Most Viking enthusiasts and re-enactors are familiar with the Varangian Guard, the Vikings who served as personal bodyguards for Byzantine emperors. What many don’t know is that the Varangians were also some of the empire’s most elite combat troops. One of their best-known leaders, the outcast Norwegian prince Harald “Fairhair” Sigurdsson, got his start fighting with them in Anatolia against the Saracens in the 1030s. Even as a youth, he quickly rose through the ranks, but soon found himself battling his own commander, the Byzantine general Georgios Maniakes. Like Harald, Maniakes was a tough, ruthless leader – tall, imperious, and a bit of a hothead. It wasn’t long before the two clashed. It got to the point that the Varangians preferred to follow Harald rather than Maniakes, and hung back in battle unless there was loot or glory in it for them.

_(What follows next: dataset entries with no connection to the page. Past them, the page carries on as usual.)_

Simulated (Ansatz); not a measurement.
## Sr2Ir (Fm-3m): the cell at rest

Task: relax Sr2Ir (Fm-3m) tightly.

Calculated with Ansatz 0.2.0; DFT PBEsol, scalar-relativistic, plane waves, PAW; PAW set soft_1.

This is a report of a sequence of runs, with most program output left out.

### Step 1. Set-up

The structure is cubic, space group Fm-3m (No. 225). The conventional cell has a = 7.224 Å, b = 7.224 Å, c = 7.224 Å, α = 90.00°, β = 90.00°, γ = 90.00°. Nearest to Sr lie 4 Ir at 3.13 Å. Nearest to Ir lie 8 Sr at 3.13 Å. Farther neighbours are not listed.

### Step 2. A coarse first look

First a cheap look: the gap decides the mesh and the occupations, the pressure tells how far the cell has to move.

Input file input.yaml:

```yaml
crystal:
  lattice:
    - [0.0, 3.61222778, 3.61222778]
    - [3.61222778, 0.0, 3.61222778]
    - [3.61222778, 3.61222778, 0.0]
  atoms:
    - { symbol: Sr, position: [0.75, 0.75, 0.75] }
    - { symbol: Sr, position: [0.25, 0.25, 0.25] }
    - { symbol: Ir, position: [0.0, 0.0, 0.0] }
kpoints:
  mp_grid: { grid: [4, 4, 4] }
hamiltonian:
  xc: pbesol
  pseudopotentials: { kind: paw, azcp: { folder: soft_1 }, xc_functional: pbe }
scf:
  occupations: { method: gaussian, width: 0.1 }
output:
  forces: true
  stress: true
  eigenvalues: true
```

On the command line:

In the summer of 1038 the Empire sought to take back the island of Sicily. (Its huge troves of grain, cotton and silk, sugar and fruit had fallen to the Muslims in 965.) Maniakes enlisted Harald and his Varangians, along with an army of Lombard and Norman mercenaries. They crossed the Strait of Messina, took that city, and began working their way south toward Syracuse. Scandinavian sagas, naturally, give Harald and his Vikings much of the credit for the campaign. As a result, Harald conquers the island virtually on his own, with some of his methods too clever by far and almost certainly apocryphal.

During one siege Harald supposedly had his men trap birds that nested in the town when they came out over the city walls to the nearby woods to feed. The men fixed wood shavings, sulphur to the birds with wax, lit it on fire and let them fly home to set the village’s thatched roofs alight. In another, the Vikings dug a tunnel under the city walls, came up through the floor of a tavern, killed everyone inside and rushed to open the city gates.

In the spring of 1040 the Byzantines laid siege to Syracuse. According to the sagas, Maniakes agreed to let Harald plan the attack. Harald ordered his men to show contempt for the enemy by playing sports below the walls, just outside of weapons range. After a few days of this the defenders grew lackadaisical, coming to their posts unarmed and even leaving the gate open. Seeing this, Harald and some of his men hid weapons under their tunics. When they were close enough, they rushed the gate, fought their way inside, and took the town.

But there is another version, in which Harald put out the story that he was deathly ill. After a week it was announced that he had died. The Varangians sent emissaries into the city to ask permission to bring his body in for a church funeral, with all the gifts of gold and precious offerings that entailed. Evidently there were still any number of Christian churches inside, and plenty of priests all vying for the opportunity to host such a nobleman’s procession, none of whom remembered the story of the Trojan Horse. They agreed to let just twelve men bear the coffin within the walls.
Harald acted as a pallbearer at his own funeral. When the procession reached the gate, they dropped the coffin across the opening and the Byzantines charged in after them to take the city. Harald, as any good hero-myth would have it, captured the enemy commander himself.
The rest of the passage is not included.